G. Narmada displayed with élan the nuances of the Parur bani that she inherited from her father and guru, M.S. Gopalakrishnan.

Pioneered by the great violinist Parur Sundaram Iyer and popularised by his son violin maestro M.S. Gopalakrishnan (MSG), the Parur style of violin playing incorporates brilliant and innovative techniques in fingering and bowing. In this style, each shift from a note to the other is smooth and precise. This, coupled with elongated bowing, produces pure sound of the violin, highly pleasing to the ears.

Narmada, daughter and disciple of MSG, has imbibed this style in toto. All the items presented by her with impeccable perfection, bore the stamp of MSG. Her selections included choice kritis familiarised by her father.
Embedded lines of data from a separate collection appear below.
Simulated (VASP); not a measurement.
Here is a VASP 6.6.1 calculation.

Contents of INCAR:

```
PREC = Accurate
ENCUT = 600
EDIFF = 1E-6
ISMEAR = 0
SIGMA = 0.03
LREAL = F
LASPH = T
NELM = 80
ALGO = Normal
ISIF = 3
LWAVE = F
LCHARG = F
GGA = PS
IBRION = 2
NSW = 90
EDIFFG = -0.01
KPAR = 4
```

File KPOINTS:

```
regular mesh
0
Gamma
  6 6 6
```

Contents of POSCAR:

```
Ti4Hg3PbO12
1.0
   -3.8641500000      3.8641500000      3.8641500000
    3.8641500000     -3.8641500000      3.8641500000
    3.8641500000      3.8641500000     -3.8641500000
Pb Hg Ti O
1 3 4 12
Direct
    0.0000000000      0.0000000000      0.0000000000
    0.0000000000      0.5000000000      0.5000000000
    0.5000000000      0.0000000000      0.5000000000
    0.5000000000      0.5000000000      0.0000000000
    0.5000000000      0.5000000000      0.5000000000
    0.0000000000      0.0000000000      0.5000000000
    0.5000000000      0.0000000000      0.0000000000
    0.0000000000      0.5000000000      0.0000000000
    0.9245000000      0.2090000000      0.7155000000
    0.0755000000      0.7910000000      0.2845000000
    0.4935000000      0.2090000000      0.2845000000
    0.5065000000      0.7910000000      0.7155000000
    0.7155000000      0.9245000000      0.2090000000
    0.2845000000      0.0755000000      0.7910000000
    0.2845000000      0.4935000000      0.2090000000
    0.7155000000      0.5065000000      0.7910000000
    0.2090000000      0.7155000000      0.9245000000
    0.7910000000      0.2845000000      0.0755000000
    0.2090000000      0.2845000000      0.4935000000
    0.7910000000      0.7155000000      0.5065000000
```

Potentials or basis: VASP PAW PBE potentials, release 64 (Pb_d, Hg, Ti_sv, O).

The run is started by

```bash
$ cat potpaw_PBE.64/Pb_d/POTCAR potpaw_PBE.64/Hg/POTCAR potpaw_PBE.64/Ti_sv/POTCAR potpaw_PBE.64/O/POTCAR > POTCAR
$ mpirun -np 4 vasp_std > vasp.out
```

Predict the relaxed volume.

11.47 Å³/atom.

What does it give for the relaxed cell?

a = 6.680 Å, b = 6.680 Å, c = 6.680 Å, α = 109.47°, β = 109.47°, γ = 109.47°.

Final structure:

She began with the Saveri raga varnam ‘Sarasuda’ in Adi tala, playing it on a single string – a hallmark of the Parur bani. ‘Maha Ganapathim’ in Natta, a composition of Dikshitar, and ‘Ramabhakthi Saamrajya’ in Sudha Bangaala, a Tyagaraja kriti, appended with speedy swaraprastharas, created a lively momentum. Kadanakuthoohalam, a raga derived from the 29th mela Sankarabharanam by Patnam Subramanya Iyer, has a Western tinge and is most suited for instruments. His own composition ‘Raghuvamsa sudha’ in this raga is a favourite of instrumentalists. The chittaswaram with a distinct western flavour appeals instantly.

Playing the kriti in fast pace in typical MSG style, Narmada earned accolades.

The alapana of the rare raga Kumudakriya, adorned with chiselled sangatis, was superb. ‘Ardhanareeswaram’, the only known kriti in this raga composed by Dikshitar, was presented with grace. Singing the sahitya in between, the artiste brought out the serene ‘bhava’ of the kriti. Swati Tirunal’s popular composition ‘Paripaalayamam’ in Reethigowla, prefixed with a melodious sketch of the raga, was a tidy rendition. Taking up Mohanam for extensive elaboration, Narmada depicted a panoramic portrait of the raga. The alluring sangatis leading to ‘shadjam’ in the middle octave were followed by those around ‘gandhara’, and scaling ‘panchamam’ and even ‘shadjam’ (all in the upper octave) were remarkable. The delectable sancharas on the ‘mantra’ string and the fast glides and twists of gamakas revealed her command over the instrument. The amazing improvisations in the tanam, marked by skilful fingering and bowing, was a treat. The Tyagaraja kriti ‘Bavanutha’ was appended with a fine garland of racy swaras. The ‘sawal jawab’ exchanges with the percussionists were interesting.

A sweet essay of Sindhubhairavi , followed by the enchanting tharana and the subsequent Western note received spontaneous applause. Narmada rounded off with a thillana of Swati Tirunal in Dhanasri and a Thiruppugazh in Hamsanandhi.

Calicut Hari (mridangam), Udupi Sridhar (ghatam) and Thirunakkara Rathish (moorsing) teamed up well to provide adequate support. Their tani in Adi tala after the Mohanam song was a good effort.

Prior to the concert, a function was held to commemorate the memory of MSG who passed away early this year.

The programme was held under the joint auspices of Palghat Fine Arts Society and Swaralaya, at the Society’s auditorium at Tharekkad.